It’s been a long recovery for U.S. states and cities, thanks in no small part to the trillions in retirement-benefit debt weighing down their balance sheets. As the Obama administration has noted in each of the last three editions of its “Economic Report of the President,” public pension obligations relative to revenue are at a 50-year high. Costs have been rising more rapidly than revenues, crowding out space in government budgets that should be going to services.
But the problem is not simply overly generous benefits. Pension-cost volatility is also a function of governments’ heavy reliance on the stock market to fund long-term benefit promises. To stabilize budgets, debate over pension reform will have to focus on how benefits are financed, as well as how much is promised in the first place.
Pension-funding policy is a child of the bull market. Over the last 30 years, the amount of government pension-fund assets held in cash and (conservative) fixed-income investments has dropped, from around 80 percent to 25 percent.
Government portfolios pushed into riskier, higher-yield investments, such as stocks and hedge funds, as a way to keep benefits robust while minimizing the cost to employees and taxpayers. For a while, the strategy worked. At the peak of the dotcom bubble, many state and local pension funds were overfunded: assets on hand exceeded the amount of benefits promised, according to official government accounting standards.
But reliance on risky investments is not cost-free. Overfunding led many governments, most notoriously California, to increase benefits under the mistaken assumption that the good times would last forever. And, as a result of America’s two recent stock market collapses, states’ and cities’ pension expenditures rose from 2.3 percent to 4 percent of general revenues during 2002-2013. That gap represents nearly $50 billion in annual revenues that, instead of bolstering public safety, education and infrastructure, must go to backfilling pension obligations.
In a recent paper, I calculate that state and local workforces — which, in contrast to private workforces, have yet to return to their pre-recession peak — would now be about 200,000 larger had pension spending not risen relative to revenues since 2008, and would be 500,000 larger if they had not risen relative to revenues since 2002.

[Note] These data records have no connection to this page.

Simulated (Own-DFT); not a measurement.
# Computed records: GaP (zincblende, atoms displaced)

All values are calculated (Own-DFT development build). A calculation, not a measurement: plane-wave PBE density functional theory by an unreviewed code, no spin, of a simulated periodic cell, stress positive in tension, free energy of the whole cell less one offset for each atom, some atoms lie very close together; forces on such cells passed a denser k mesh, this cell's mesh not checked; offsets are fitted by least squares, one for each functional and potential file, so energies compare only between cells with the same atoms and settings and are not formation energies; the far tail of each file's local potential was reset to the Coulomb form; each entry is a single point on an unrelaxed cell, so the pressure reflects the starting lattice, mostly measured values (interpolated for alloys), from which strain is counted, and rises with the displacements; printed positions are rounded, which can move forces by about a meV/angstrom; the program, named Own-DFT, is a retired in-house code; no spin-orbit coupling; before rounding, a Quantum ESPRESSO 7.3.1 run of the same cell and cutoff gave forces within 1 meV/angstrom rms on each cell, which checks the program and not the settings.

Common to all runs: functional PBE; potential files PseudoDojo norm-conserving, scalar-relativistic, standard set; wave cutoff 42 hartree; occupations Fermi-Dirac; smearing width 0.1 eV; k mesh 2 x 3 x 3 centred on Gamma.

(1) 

Many states and cities have learned to make do with fewer employees; but this is not a victory for efficiency. Taxpayers’ burdens are still high and, because of pension debt, the costs are largely for past services rendered: today, we are paying more and getting proportionately less in terms of services.
Pension expenditures have kept escalating during recent years of growth, too. Though 2015 was a decent year by most economic indicators, such as job growth, public pension-plan investments must return 7 percent to 8 percent to merely keep pace with funding schedules. In 2015, they didn’t — returns were mediocre — so, in 2016, budgetary appropriations are going up. In other words, public pension-funding policy needs the economy to have a great year, not simply a good one.
Unions and other defenders of the status quo correctly point out that, since the subprime-mortgage crisis, virtually every state has reduced benefits. One of the more curious features of public-pension management is that taxpayers’ bills have kept going up even while pensions have become less generous. This is because the recent wave of reforms mostly addressed benefits not yet earned and, in many cases, for employees not yet hired. Yet states’ and cities’ most immediate challenge is how to fund promises already made, not determining benefits for teachers who will retire in 40 years.
That localities like Atlantic City and departments such as the Chicago Public Schools are on the verge of insolvency at a time of economic expansion suggests that Detroit will not be the last American city to go bankrupt. When the next downturn hits, solvent governments will also see their pension costs spike to recoup investment losses.
No one likes volatility: not households, corporations or governments. But it is especially vexing for states and cities — which we rely on to provide services in bad times as well as good — to see pension spending balloon as revenues contract; indeed, demand for some services, such as the public safety net, rises when the stock market falls.
To minimize volatility to government budgets, minimize their exposure to the stock market. This is one reason why conservatives warn against relying on the income tax. It is also why the public is poorly served by current state and local governments’ pension-funding policy.